A brief background on how the system developed sheds some light on the custom. As modern China emerged, its legal system, by Western standards, was far from established. In its place, people formed relationships with no explicit rules delineating what was permitted and what was prohibited when doing business. In short, the Chinese opted to bypass a legal structure that did not serve their needs. As Western businesses continue to enter China, guanxi is becoming demystified and more familiar (and at the simplest level might be understood as a cousin of the so-called “old boy network” in the US).
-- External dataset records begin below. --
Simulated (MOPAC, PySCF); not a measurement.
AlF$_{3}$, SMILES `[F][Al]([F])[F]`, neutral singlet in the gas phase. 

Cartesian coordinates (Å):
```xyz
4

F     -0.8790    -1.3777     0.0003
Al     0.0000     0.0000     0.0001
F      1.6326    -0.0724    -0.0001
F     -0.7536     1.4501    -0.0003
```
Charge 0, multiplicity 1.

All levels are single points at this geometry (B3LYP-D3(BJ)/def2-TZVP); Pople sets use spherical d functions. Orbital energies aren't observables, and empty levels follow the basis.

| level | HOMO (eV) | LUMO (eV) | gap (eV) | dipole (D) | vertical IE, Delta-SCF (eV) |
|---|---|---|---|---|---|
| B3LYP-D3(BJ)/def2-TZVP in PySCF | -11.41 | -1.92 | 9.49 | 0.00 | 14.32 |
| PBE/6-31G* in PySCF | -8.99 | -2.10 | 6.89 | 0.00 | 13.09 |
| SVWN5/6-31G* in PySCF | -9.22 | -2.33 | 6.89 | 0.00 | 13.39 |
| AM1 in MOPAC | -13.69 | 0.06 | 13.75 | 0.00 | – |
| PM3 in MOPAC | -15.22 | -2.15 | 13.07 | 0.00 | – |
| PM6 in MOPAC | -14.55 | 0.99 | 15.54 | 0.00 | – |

This is the 64-thousand-dollar question — or the 640-billion-dollar question! Actually, there are two big questions: What will be the overall benefits and costs of the so-called trade war? And will the US focus on short-term economic benefits sacrifice the soft power America has built up since World War II, a formidable advantage that has made the United States the most respected global leader over the past 70 years?
It is worth noting that the current US-China “trade war” is very much a product of its time, with objectives that are as much political as they are economic; also it reflects only one aspect of competition across a range of arenas, from technology to military. Outside of China, some see evidence of a new order emerging in agreements like the revamped NAFTA deal (now the United States-Mexico-Canada Agreement) and Japan’s recent agreement to trade talks, after years of resistance, to protect its automakers from potential US tariffs. In the global picture, the reality may be that the world has become so interconnected and interdependent that the US, regardless of trade actions or trade partners, no longer has the capability and resources to dictate how international business is conducted.
However, it’s safe to predict that the implications of a US-China trade rivalry will ripple into business competition among firms in many global arenas. And regardless of the cause or dimensions of a “trade war,” the situation is creating uncertainty in the existing global trading system and tensions in cultural and social interactions. Ultimately, it will be in the world’s best interest to avoid falling into a modern “Cold War trap” (a caution raised also by geopolitical authorities like Colin Powell and Madeleine Albright).
There is another, less-obvious danger. With interest narrowly focused on rivalries and trade disputes, we risk overlooking the flip side of the competition coin: the opportunity for cooperating that takes place in engagements. Let’s go beyond competitive-dynamics thinking to look through an ambicultural lens. An ambicultural approach aims to integrate the best of competitors — companies, countries, or regions — in a solution that works to the benefit of all. The challenge in the context of trade is how to bridge the gap between parties like the US and China before it becomes a chasm. From the ambicultural perspective, we would to look to each side, or all parties, to find mutual benefits so they can work together toward a goal and a joint plan that transcends differences. In the new order as it appears to be emerging, this is increasingly complex because differences are being exploited to create greater divisions.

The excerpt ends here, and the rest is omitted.